In 1987 we would spend more time in RAK Recording Studios, a converted Victorian schoolhouse and church hall in St. John’s Wood. In those days there were three recording rooms. One had a ‘state of the art’ SSL desk, which we had previously used to good effect. This time though, we would be in the other main room, which had a ‘vintage’ Neve desk and had a somewhat more dated feel. I can only assume this was our producers choice, as the SSL, with ‘flying faders’, automated as if by magic, was a relatively new and highly prized piece of kit. All the songs we were to record, save for the odd cover, were written by our singer. He certainly had a talent for this and although at times a more democratic approach would have been of welcome benefit, his driving force and strong overall rudder, it has to be said, kept us on an ever-ascending trajectory.

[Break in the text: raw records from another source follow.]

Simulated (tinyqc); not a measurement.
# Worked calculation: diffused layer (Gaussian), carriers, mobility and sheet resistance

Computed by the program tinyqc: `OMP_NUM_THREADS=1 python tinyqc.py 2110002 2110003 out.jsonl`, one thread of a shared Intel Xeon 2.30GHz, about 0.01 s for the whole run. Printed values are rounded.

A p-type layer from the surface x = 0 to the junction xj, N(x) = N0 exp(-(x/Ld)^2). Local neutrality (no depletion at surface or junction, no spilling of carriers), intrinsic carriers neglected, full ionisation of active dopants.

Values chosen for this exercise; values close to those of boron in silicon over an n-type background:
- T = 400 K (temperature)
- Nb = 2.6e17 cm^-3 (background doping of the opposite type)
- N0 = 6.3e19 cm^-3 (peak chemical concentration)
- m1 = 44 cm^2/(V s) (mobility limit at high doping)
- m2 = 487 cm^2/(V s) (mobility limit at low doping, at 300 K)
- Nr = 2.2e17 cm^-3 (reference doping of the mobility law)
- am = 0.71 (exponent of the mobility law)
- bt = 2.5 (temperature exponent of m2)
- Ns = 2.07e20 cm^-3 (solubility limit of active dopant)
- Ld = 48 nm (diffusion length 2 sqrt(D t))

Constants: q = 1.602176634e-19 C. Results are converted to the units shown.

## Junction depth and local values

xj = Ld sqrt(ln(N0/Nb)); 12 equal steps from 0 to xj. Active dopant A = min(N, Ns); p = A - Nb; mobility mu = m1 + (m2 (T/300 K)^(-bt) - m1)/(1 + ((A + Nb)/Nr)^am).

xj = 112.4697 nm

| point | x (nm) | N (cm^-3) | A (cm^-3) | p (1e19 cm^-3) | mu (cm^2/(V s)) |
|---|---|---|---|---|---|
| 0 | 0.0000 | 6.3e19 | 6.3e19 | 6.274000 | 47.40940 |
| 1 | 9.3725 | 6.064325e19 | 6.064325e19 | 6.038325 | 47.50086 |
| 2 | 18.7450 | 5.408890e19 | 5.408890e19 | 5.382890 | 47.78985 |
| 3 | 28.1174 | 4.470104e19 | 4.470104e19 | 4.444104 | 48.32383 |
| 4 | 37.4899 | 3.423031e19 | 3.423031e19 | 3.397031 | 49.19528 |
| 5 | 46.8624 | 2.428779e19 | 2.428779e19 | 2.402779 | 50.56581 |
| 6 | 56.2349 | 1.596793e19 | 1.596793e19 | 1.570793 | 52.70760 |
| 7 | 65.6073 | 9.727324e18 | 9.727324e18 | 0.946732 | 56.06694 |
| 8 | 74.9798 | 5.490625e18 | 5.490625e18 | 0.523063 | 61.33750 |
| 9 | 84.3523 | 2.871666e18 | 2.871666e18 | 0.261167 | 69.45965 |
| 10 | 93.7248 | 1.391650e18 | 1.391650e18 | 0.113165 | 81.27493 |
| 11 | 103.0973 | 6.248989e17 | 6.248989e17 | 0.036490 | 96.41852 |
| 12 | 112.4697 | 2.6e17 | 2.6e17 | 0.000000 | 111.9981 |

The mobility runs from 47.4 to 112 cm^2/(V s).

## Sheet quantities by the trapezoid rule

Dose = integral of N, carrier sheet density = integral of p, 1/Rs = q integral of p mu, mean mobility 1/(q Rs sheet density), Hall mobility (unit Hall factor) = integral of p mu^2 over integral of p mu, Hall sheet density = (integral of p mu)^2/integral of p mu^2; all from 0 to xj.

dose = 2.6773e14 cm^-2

American singers have always had an easy relationship with the songwriter. Back in the 80’s their music culture was much more uncluttered than ours. The singer sang, and the writer delivered the tune. The big stars saw the importance of a strong song and were only too happy to perform it and stay away from the writing credit. With big sales figures and healthy radio play, there was food for all. A good example of this is the Supreme’s ‘stand out’ front woman and by this time, hugely successful solo artist, Diana Ross.
She had a new album in the making by the name of ‘Red Hot Rhythm And Blues’ and her eyes were on one of our very own singer’s compositions. With the absence of email and the fact that the song in question was still on the ‘2 inch’ multi track at RAK, she would have to physically show up at the studio to hear our version of the song, to assess if it was indeed suitable for her. Surely not? Diana Ross must have better things to do.
She didn’t; and it was arranged that at 2.30 PM that day she would be paying us a visit.
All the studios at RAK have windows, which is in fact quite unusual and indeed very refreshing to be able to see London go past, minding it’s own business, as opposed to some of the underground bunkers we had previously recorded in, offering no natural light whatsoever. I had parked myself next to a window at the back of the control room so as I could keep a watchful eye out for the big arrival. I wasn’t convinced she would actually show up and was more than a little nervous at the prospect of meeting her. But sure enough, at the allotted time, and not a minute later, while our engineer hastily lined up the song on the ‘vintage’ Neve desk, a large black Jaguar slowly rolled up in front of my chosen window. The driver, suited and with cap, dived out from the car to assist with the opening of her door. And there she was, dressed in what looked like a classic ‘Chanel’ black suit and manicured to within an inch of her life. This was a woman, who took the art of being a woman, very seriously. To an extent, we were all in awe of her. She was and still is a legend in the world of American black music, and so it seemed ridiculous to me that she was about to enter our scruffy studio control room.
By now, the studio had filled with extra people, not just the six of us and a producer and engineer; no, several other people had found reasons to join us. Who could blame them? As the door opened the first thing I notice was the amount of long black shiny hair she had, and how her eyes sparkled as she took in the gaping crowd. Our producer, also American, greeted her with the ease and assurance of a man who had much celebrity experience under the belt, and I fully expected her to kiss our singer, which she did, on the cheek. But, quite unexpectedly, she then worked her way round the room, giving every single person who had gathered, a peck on the cheek.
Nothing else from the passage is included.